What is the major difference in FVM, FDM and FEM? Please explain in detail and in simple words. Which method is used in softwares like fluent?
Simply put, FDM is a differential scheme, that is approximation of a taylor series expansion. You try to write the first order, second order differential in terms of difference between two point values. This may bring in some approximation error.
Finite Volume method is an integral scheme. Since you are integrating across the area, chance of error is minimized.
Finite Element Method is also an integral scheme.
So between a differential and an integral scheme (integral scheme scores in terms of error).
Differential schemes are faster and error can be minimized if you have regular grids (squares and rectangles).
Integral schemes are slightly slower but score over FDM when the mesh is irregular.

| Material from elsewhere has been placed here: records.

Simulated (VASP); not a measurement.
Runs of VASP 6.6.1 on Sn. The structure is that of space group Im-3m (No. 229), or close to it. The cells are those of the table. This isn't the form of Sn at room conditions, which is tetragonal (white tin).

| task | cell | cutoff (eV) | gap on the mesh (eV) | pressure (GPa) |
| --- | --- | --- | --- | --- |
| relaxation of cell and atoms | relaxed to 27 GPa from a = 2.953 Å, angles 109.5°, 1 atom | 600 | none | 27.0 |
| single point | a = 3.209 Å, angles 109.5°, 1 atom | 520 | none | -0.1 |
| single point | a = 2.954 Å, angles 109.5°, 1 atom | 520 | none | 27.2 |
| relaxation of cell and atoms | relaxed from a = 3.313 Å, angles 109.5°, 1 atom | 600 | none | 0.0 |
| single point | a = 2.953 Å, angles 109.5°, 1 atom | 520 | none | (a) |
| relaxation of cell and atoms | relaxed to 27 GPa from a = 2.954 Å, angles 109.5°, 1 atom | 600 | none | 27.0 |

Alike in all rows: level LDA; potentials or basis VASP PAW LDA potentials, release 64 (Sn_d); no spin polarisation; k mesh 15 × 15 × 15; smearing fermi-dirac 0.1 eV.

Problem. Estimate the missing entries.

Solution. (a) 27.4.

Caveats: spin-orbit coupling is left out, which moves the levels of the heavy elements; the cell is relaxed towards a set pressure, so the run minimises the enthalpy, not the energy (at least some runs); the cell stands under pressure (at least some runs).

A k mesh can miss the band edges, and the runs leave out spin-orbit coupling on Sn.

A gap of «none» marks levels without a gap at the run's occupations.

Most of the commercial software like FLUENT (FVM) are either FVM or FEM (Deform)
FDM are very popular methods in academic circles
Simply put, FDM is a differential scheme, that is approximation of a taylor series expansion. You try to write the first order, second order differential in terms of difference between two point values. This may bring in some approximation error.
Finite Volume method is an integral scheme. Since you are integrating across the area, chance of error is minimized.
Finite Element Method is also an integral scheme.
So between a differential and an integral scheme (integral scheme scores in terms of error).
Differential schemes are faster and error can be minimized if you have regular grids (squares and rectangles).
Integral schemes are slightly slower but score over FDM when the mesh is irregular.
Most of the commercial software like FLUENT (FVM) are either FVM or FEM (Deform)
FDM are very popular methods in academic circles
Please go through the following attached files and link for detail information.
To analyze the CFD model by Fluent, Finite Volume Method is used.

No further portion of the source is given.